The task of jurisprudence for legal realists is a practical aim to ensure that judicial decision making promotes social welfare and increases the predictability of legal outcomes. This focus on the functional effects of judicial decision making requires sufficient knowledge of the social sciences to enable judges to understand social policy implications when fashioning legal remedies.
Legal realism has dominated judicial decision making in most areas of the family law jurisprudence, however, it reflects the law’s inconsistency with families’ real life experiences and with relevant social science research in child development and family relations. Historically, judges have attempted to fashion morality in the determination of family legal issues rather than to devise legal remedies that accommodate how families live. This approach to decision making must change if family law jurisprudence is to effectuate the well-being of families and children. A new approach to family law jurisprudence can assist decision makers to account for the realities of families’ lives when determining family legal issues.
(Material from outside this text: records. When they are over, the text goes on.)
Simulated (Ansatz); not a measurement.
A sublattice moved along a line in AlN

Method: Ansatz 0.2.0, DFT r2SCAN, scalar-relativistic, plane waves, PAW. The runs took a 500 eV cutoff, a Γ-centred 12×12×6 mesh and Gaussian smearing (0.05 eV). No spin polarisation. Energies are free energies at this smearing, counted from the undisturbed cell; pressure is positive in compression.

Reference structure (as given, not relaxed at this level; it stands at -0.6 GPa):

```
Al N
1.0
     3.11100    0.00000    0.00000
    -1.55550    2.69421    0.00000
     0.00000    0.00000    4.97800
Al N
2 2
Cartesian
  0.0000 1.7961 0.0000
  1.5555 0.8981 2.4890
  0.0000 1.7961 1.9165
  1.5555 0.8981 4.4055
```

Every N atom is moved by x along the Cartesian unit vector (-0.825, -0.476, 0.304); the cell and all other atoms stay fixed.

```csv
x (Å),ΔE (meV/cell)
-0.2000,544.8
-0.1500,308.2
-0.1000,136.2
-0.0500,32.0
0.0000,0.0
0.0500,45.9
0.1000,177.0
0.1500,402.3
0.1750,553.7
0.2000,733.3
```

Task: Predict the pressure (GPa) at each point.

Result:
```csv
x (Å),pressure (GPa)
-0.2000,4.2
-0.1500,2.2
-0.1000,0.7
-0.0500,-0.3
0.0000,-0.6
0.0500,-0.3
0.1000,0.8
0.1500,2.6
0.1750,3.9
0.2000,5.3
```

The lack of legal realism in family law is troublesome given the extent of court involvement in the lives of families and children. A recent study has revealed that family law cases constitute about thirty-five percent of the total number of civil cases handled by the majority of our nation’s courts – a percentage which constitutes “the largest and fastest growing part of the state civil caseload”. The focus of judicial decision making in family law needs to be regarding how the state intervenes in family life, rather than whether the state ought to intervene, as court involvement itself constitutes state intervention.
Changes over the last few decades in the structure and function of the Pakistani family, as well as the relative complexity of contemporary family legal issues, challenge judges to adopt an appropriate jurisprudential philosophy that addresses these transformations. The tremendous volume and breadth of family law cases now before the courts, coupled with the critical role of the family in today’s society to provide stable and nurturing environments for family members, requires that judges understand relevant social science research about child development and family life. This informed perspective can assist decision makers to dispense justice aimed at strengthening and supporting families.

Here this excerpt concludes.